Thursday, October 29, 2009

Legacy Stewardship

Most of us never deliberately attempt to learn much about the full scope and scale of our influence. Our legacy is something we think of only at the end of our tenure at a firm, or when we're on the cusp of retirement. But what would it look like if we began to think about the legacy we want to leave early in our lives.

Such thinking forces us to ask important questions: What is most important to me? What do I want my children to emulate about me? What contribution do I want to make that will last well beyond my death? How do I need to live today so that tomorrow’s future will be better for my neighbor?

What's more, when we do look back, we often measure success in terms of how I helped increase market share, or what size house I lived in, or the car that I drove. Legacy thinking causes us to grasp things that transcend the physical world, but which have a deep impact on it. What investment am I going to make in my children, in my community, in the social systems that keep people in poverty or homeless or abused?

Legacy thinking forces the connection with the decisions that are before you daily right now, and the behaviors you engage in today, tomorrow, and next week.

Elton Trueblood (not John) once wrote about the meaning of life: “People have made at least a start at understanding the meaning of life when they plant shade trees under which they know full well they will never sit.” When you think about what lasting impression you will make in the world and the worlds of those who are close to you in your life, then you act today in ways that you know will benefit generations in the future. The Apostle Paul hints at this when he says in 1 Corinthians 3, “I planted the seed, and Apollos watered it, but God made it grow.” (the God part helps us keep an appropriate humility).

Everyone’s life tells a story and it’s that story that will go on for generations to come. It's a story that you write yourself. Every paragraph is penned by your own hand. What does your story say about you?

When we think about our financial stewardship – stewarding the financial resources that God entrusts to us – thinking in terms of the legacy you want to leave can enable you to see more clearly the priorities that must be set for today. Remember that your legacy as a Christ follower is not about how much money you had or what you owned, these things will fade away in time. It's about the impact you make in Jesus’ name on the lives of others (whether positive or negative).

I’ll leave you with something I read recently, "You can't do anything about the length of your life but you can do something about its width and depth"

Friday, October 23, 2009

Embracing Unity, Acting out Jesus' prayer

You can perhaps tell a lot about someone by listening to the prayers she prays. Not the public ones. Too often we pray in public with what other people have in mind. We pray in public - and this is not to judge - trying to sound good. It's the prayers that someone prayers when no one else but God is around to listen. That's when you can perhaps tell the most about someone. Wouldn't you agree?

Because it's in those moments that the inner desires and hopes of every one of us gets expressed. Or maybe it's in those moments of personal intimacy with God that our deepest longings take shape ... interesting... that's not something that I have thought of before.
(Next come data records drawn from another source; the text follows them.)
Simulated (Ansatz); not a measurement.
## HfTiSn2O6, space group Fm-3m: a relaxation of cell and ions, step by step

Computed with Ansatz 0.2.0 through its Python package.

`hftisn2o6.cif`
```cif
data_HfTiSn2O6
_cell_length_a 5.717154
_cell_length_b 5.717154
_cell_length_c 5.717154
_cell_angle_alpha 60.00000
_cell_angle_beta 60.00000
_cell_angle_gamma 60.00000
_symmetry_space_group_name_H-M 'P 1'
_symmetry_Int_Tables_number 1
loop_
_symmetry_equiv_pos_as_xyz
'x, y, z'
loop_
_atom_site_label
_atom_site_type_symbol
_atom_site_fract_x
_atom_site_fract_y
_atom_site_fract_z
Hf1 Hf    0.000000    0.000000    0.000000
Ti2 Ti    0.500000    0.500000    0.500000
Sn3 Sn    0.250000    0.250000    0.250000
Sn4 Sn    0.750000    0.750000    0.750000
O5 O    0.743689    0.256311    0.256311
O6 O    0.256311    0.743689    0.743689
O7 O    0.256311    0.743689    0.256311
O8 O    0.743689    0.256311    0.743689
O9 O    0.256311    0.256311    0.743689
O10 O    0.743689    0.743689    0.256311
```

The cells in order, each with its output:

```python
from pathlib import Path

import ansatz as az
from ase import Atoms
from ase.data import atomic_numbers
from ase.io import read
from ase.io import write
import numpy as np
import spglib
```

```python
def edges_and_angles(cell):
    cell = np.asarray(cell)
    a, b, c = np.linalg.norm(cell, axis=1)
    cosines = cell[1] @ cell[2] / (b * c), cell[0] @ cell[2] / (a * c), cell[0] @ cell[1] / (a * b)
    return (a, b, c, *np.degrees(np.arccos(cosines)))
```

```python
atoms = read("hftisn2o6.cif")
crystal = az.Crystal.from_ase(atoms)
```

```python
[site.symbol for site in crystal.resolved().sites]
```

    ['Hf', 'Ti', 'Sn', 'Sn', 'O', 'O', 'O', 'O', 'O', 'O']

What did Jesus pray? Wouldn't it be huge to know Jesus's actual prayers? What he said to God? What of his heart he poured out as his deepest longing and perhaps as an expression of his greatest need because he wasn't able to make it happen on his own? Hmmm...To be a fly on the wall when Jesus prayed?

Well, we have a few recorded in the gospels. By some counts nine. There is perhaps the one that is best known - the Lord's prayer, "Our Father, who is in heaven..." And there is the one he prayed in the Garden of Gethsemane in the darkness before the darkness, "Father, take this cup from me..." And of course, there are the ones he prayed in his greatest pain on the cross, "Why have you forsaken me? Forgive them, for they know not what they do. Into your hands I commit my spirit." They reveal so much, don't they?

If Jesus' prayers, like our own, reveal his deepest longest and most urgent needs, look at one in John 17. “My prayer is not for them alone. I pray also for those who will believe in me through their message, that all of them may be one, Abba, just as you are in me and I am in you. May they also be in us so that the world may believe that you have sent me."

When you live with others in community, a community like Christians who form "church", you have to ask yourselves the question: Am I embracing unity with others who may be very different than me? Do I behave in ways that foster a spirit of oneness? How am I a fulfillment in my actions of Jesus' prayer, "...that all of them may be one"?

Thursday, October 22, 2009

Encountering God, Experiencing His Grace

Several Sundays ago we began a new emphasis in worship called "A Search for Vitality." We have become a church which has grown more intentional about implementing the things that we hope will lead to our Acts 2 Vision becoming reality: Bringing people into a vital relationship with Jesus. The series of messages are based on Isaiah 6, Isaiah's powerful and moving vision of God. It's in that moment that Isaiah's cries out, "I am ruined!!" Every encounter with God's holiness leads to a profound sense of our shortcomings and failings...it simply cannot be any other way in God's presence.

But contrary to our expectations of being pulverized, every time without fail God responds to such acknowledgement with grace and compassion. It's not always a painless process. The heavenly being in that story touches the lips of Isaiah with a live coal from the altar. But it is really the touch of grace. God's grace is further displayed when God asks of Isaiah, "Whom shall I send." God doesn't want to destroy us. God wants to use us.

In the first message, "Encountering God's Holiness," based on Isaiah's powerful and moving vision of God in Isaiah 6, I invited people to participate in a spiritual discipline for four weeks. Here's how it works: If people want to participate, they simply turn in their name and email. Once or twice each week for the next four weeks, I send out an email to this group and once they receive it they take 60 seconds to stop and get present to God - to encounter God's holiness.

As they get present to God's presence in their lives in that moment, people simply pray, "Lord, here I am. What do you want me to see...hear...do? How do you want me to relate to the person near me...the person far from me? What are you calling me to understand about myself and my life?"

As we get present with God - encounter God's holiness - we look for things that we "don't know that we don't know". That is the realm where transformation begins to take place. We experience transformation when we move what we "don't know that we don't know" into the area of what we do know.

As people have shared their experience, it has been truly exciting to see people get present to God in the midst of the ordinary routine of their lives and to see how God is speaking into their lives through Jesus.